Transaction managers can be load-balanced with ndrxconfig.xml(5) with min/max attributes. In load-balanced mode at tpbegin() corresponding free transaction manager will be selected. Later at transaction processing selected manager is responsible for the full life cycle of the transaction. Other enlisted transaction/resource managers for this transaction will help prepare/commit/abort transaction branches . These other TMs will be selected in load-balanced mode.
Every instance of tmsrv will advertise the following list of services
For example for Resource Manager ID 1, Cluster Node ID 6, Enduro/X Server ID 10 services will look like:
Currently service format 1. is used for starting new transaction, and accepting prepare/commit/abort calls from the transaction initiator TM. Service Nr 3. is used by transaction initiator for subsequent calls of the tpcommit(3)/tpabort(3). Also 3. is used by services involved in transaction to register new Resource Manager ID as part of the transaction.
For XA processing, resource manager drivers are loaded via dynamic loadable shared libs. Resource manager should expose xa_switch in shared lib. For every different resource manager, there is different Enduro/X tmsrv running. Enduro/X process gets associated with the corresponding RMID via NDRX_XA_RES_ID environment variable.
To configure different RMID’s for different processes or tmsrvs, use the Enduro/X built-in facility of environment variable override or associate processes with <cctag> setting which corresponds to [@global/<cctag>] sub-section where the XA settings can be placed. See the manpage of ex_env(5) for more details.
Enduro/X supports static and dynamic XA registration.
tmsrv register all activities of the transactions and resource managers in the machine readable log file. Log file is used for crash recovery, where last state of the transaction is read and transaction is completed according to the target state set in log file.
Each log file line contains a CRC32 checksum, which is verified during the recovery, any bad line is ignored, which might happen in case if data have not fully flushed to the disk. If during the recovery process some of the lines are invalid, they are ignored, and tmsrv acts with knowledge of last known state.
When the transaction is started or when a new resource manager joins the transaction or when commit/abort request is made, logging is mandatory, i.e. if the disk is full or permissions error, the transaction is either not started or state not changed.

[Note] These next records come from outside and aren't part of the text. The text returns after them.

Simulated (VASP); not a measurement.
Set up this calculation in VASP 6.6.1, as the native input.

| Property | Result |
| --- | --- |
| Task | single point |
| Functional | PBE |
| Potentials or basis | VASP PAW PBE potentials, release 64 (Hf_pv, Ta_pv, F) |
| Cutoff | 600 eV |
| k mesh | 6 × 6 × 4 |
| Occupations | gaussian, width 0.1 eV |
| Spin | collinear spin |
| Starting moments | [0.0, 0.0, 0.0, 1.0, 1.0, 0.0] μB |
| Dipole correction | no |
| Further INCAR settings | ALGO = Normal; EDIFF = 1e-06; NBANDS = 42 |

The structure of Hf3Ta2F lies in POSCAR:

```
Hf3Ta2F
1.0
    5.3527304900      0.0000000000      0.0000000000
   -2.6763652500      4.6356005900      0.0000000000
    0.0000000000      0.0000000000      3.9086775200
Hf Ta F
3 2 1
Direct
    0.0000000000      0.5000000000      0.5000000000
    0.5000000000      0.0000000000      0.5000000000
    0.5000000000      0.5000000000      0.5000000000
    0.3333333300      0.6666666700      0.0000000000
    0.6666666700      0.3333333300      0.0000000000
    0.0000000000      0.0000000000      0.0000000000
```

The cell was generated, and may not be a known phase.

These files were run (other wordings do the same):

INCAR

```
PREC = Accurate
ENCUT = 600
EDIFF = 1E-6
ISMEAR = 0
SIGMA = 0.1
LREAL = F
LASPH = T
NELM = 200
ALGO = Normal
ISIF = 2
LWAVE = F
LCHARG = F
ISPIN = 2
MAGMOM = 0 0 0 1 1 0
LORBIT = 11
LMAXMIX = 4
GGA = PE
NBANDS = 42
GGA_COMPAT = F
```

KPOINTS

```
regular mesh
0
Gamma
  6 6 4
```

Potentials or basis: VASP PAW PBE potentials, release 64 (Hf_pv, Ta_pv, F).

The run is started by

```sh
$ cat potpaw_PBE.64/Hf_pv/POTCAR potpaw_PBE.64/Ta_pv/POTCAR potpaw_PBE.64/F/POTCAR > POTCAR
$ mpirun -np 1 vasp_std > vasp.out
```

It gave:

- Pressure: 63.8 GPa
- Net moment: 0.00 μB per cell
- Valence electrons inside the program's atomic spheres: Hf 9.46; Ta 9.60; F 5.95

When the transaction is finalized (committed or aborted) the transaction and resource states are logged optionally, thus write errors are ignored (but logged to ULOG). Thus if recovery is necessary at this stage, the transaction would be finalized according to any last valid data logged.
If after crash recovery some transactions still exist in Resource Manager as not completed, following xadmin(8) commands may be used to finish them at particular Resource Manager level:
WARNING: These commands does not consult with the originating transaction managers for the transaction statuses, thus these command shall be used only when system is idling (not processing any useful workload and it is known that there some records at resources locked / stuck at prepare stage).
To collect and rollback any orphaned prepared transactions, it is recommended to configure singled tmrecoversv(8) copy at the end of ndrxconfig.xml(5) server startup sequence, so that this server automatically would collect any broken transaction branches. Or after the system startup, manually invoke tmrecovercl(5) command line tool to perform transaction collection and rollback.
By default tmsrv writes log files to disk and uses fflush() unix call to persist the data. This call submits the message only to Operating System kernel, but does not guarantee that data is written to disk. Thus if power outage happens some transaction information may be lost. Thus for critical systems it is recommended to use special flags which instruct the tmsrv to perform disk synchronization when commit decisions have been taken. These flags shall be set in NDRX_XA_FLAGS: FSYNC or FDATASYNC and DSYNC. The FSYNC or FDATASYNC corresponds to fsync() and fdatasync() unix calls to flush the transaction log data to disk. DSYNC ensures that log file directory structure is flushed to disk. FDATASYNC is bit faster than FSYNC, as it does not update the file last change and other insignificant attributes). Usage of these flags may significantly reduce the transaction TPS performance. DSYNC usage depends on the operating system. It is necessary for Linux and Solaris operating systems. For other operating systems, please consult with vendors manuals, when directory fsync is needed for new files to be persisted.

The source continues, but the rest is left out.